Just around the corner on First Street I grabbed a sandwich and some chips at Mountain Peoples Coop after wandering around in a gem and fossil shop and the Rustic Moose where I found Colorado souvenirs for everyone on my list. 

Farther down First Street I found several signs and references to Frozen Dead Guy Days. Evidently, this town made its fame not as the mining town it once was, but because of the frozen man that was discovered in a woman’s back yard in the mid-1990s. She and her son had been carrying her cryogenically frozen father around with them from Norway to California and eventually to Nederland where he was discovered and became somewhat of a celebrity. Now Bredo Morstoe is kept on dry ice delivered bi-monthly by locals and is celebrated in mid-March every year by the entire town of Nederland with their annual Frozen Dead Guy Days festival. 

Historic train cars find new life as a coffee shop in Nederland, Colo. OR—Cryogenically frozen Bredo Morstoe inspires Frozen Dead Guy Days, an annual festival in Nederland, Colo. OR – Nederland, Colo., is a small, welcoming village that has an unusual annual Frozen Dead Guys Day festival. Photo courtesy of Lesley Sauls Frederikson.

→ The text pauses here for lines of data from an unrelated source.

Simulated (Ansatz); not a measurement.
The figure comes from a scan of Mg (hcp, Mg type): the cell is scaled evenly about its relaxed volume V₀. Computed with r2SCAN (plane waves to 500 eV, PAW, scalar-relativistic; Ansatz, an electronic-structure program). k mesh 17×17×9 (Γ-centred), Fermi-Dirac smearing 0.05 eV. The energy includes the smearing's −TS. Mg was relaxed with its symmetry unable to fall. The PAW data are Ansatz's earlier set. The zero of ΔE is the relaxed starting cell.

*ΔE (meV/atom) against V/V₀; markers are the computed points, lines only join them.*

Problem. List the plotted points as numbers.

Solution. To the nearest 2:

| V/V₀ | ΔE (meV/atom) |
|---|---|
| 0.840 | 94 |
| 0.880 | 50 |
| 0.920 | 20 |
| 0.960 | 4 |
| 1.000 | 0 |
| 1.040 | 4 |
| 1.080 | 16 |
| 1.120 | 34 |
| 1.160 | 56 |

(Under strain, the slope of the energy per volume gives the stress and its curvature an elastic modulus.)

Heading back down the mountain pass through the towering pines and rocks, I spotted a sign for Boulder Falls and pulled over with several other cars to explore one of the shortest hiking paths I have ever seen – safe for a drizzly day. Carefully carved rock steps lead up and down into a crag between two stone cliffs where a gushing stream explodes over a cliff and signs warn of imminent death for waders and those who would dare to venture off of the trail. I stood in awe of nature’s sheer strength and permanence. These stones, this creek and even some of the towering trees around me had been there long before I was born and would exist long after my demise. 

Boulder Falls gushes out of a crag in the Front Range of mountains just outside Boulder, Colo. Photo courtesy of G Adventures.

As I drove back to my hotel, the rain gave way to dappled sunshine that peeked down through the parting clouds overhead. Bikers and walkers were taking to the streets again, but my rainy adventure had unearthed things I would never otherwise have seen – through art, humor and the sheer force of nature. 

WHEN YOU GO

            Play on Pearl Street: www.boulderdowntown.com

            Navigate Nederland: www.townofnederland.colorado.gov

            Chill with Grandpa Bredo: www.frozendeadguydays.com

            Feel the Falls: www.dayhikesneardenver.com/boulder-falls/

            Lesley Sauls Frederikson is a freelance writer. To read features by other Creators Syndicate writers and cartoonists, visit the Creators Syndicate website at www.creators.com.

COPYRIGHT 2022 CREATORS.COM

Off the Road in Door County

There is something refreshing about a brilliant, cool sunrise on a clear Wisconsin morning in Door County. I had just pulled up to a local coffee roasting company and was greeted by the cheery owner who was repositioning pots of bright flowers to better showcase her homey shop and eatery.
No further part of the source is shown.